I encourage you to read the entire interview; I’ve omitted a very interesting discussion of the debate over the extent to which EPA rules would shut down sufficient coal-fired generation to cause reliability problems, which has been asserted in, for example, Texas (but I don’t see how that makes sense, given the loooooong portion of the generation supply stack that is natural gas).
Rowe’s public choice analysis of his industry is complementary to one offered by Eric Schmidt of Google in this Washington Post interview in early October, on the heels of his first-ever Senate testimony experience (Gordon Crovitz analyzes Schmidt’s interview in today’s WSJ, Google Speaks Truth to Power). It’s an absolute must-read in its entirety, but here’s one piece of sound public choice analysis:
Washington—having spent a lot of time there, I grew up there and have spent a lot of time there recently—is largely defined by detailed analytical views and policy choices that are not very good. You know, each policy choice has a winner and a loser, right? Somebody’s ox is getting gored. They’re complex arguments: They’re economic and political and social, and everyone has an opinion on those. Here, the arguments are, how do we make something that affects a million people? How do we change the economics of an industry?

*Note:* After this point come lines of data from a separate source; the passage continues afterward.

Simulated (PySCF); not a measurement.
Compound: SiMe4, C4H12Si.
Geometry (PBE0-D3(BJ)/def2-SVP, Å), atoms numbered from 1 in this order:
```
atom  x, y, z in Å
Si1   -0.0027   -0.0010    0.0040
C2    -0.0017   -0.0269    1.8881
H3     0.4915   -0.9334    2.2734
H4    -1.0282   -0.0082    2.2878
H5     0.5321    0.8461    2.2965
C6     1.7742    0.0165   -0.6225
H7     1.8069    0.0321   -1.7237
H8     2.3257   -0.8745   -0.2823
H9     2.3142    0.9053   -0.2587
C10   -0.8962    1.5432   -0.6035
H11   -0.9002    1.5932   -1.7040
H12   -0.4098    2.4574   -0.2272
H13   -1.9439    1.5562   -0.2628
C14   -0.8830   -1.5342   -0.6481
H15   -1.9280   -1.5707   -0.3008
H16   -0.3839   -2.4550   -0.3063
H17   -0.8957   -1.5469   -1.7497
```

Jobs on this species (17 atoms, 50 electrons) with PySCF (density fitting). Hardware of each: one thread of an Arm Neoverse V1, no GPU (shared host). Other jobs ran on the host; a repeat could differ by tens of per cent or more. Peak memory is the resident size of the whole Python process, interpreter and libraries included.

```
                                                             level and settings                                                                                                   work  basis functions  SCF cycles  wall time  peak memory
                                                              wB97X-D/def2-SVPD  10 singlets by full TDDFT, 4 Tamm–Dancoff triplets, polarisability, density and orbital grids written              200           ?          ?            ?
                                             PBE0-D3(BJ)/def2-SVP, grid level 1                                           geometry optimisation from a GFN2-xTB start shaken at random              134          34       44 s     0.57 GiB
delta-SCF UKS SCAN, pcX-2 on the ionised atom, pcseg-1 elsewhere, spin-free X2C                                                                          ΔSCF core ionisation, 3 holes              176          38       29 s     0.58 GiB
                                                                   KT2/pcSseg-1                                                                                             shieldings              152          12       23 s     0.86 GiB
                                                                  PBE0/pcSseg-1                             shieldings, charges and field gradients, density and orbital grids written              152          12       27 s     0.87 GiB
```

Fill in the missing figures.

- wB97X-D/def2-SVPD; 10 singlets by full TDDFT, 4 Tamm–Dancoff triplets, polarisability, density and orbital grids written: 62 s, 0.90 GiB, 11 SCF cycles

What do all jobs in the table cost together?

And one of the consequences of regulation is regulation prohibits real innovation, because the regulation essentially defines a path to follow—which by definition has a bias to the current outcome, because it’s a path for the current outcome. …
Come on. Give me a break. The press is so young, they don’t understand the history here. We’re still a small component of what a whole bunch of other companies have done, and certainly most other industries. So I reject all such charges [about the magnitude of Google’s lobbying]. And I’m very clear on that because people can’t do math. Take the numbers of the amounts of money that go into the regulated industries of all sorts—and then compare high tech, and compare Google in specific, and it’s miniscule.
And privately the politicians will say, “Look, you need to participate in our system. You need to participate at a personal level, you need to participate at a corporate level.” We, after some debate, set up a PAC, as other companies have. And it’s basically in the interest of our customers to do this, because the government can make mistakes. And for every one of these Internet-savvy senators, there’s another senator who doesn’t get it at all. And it’s not a partisan issue. It’s true in both parties.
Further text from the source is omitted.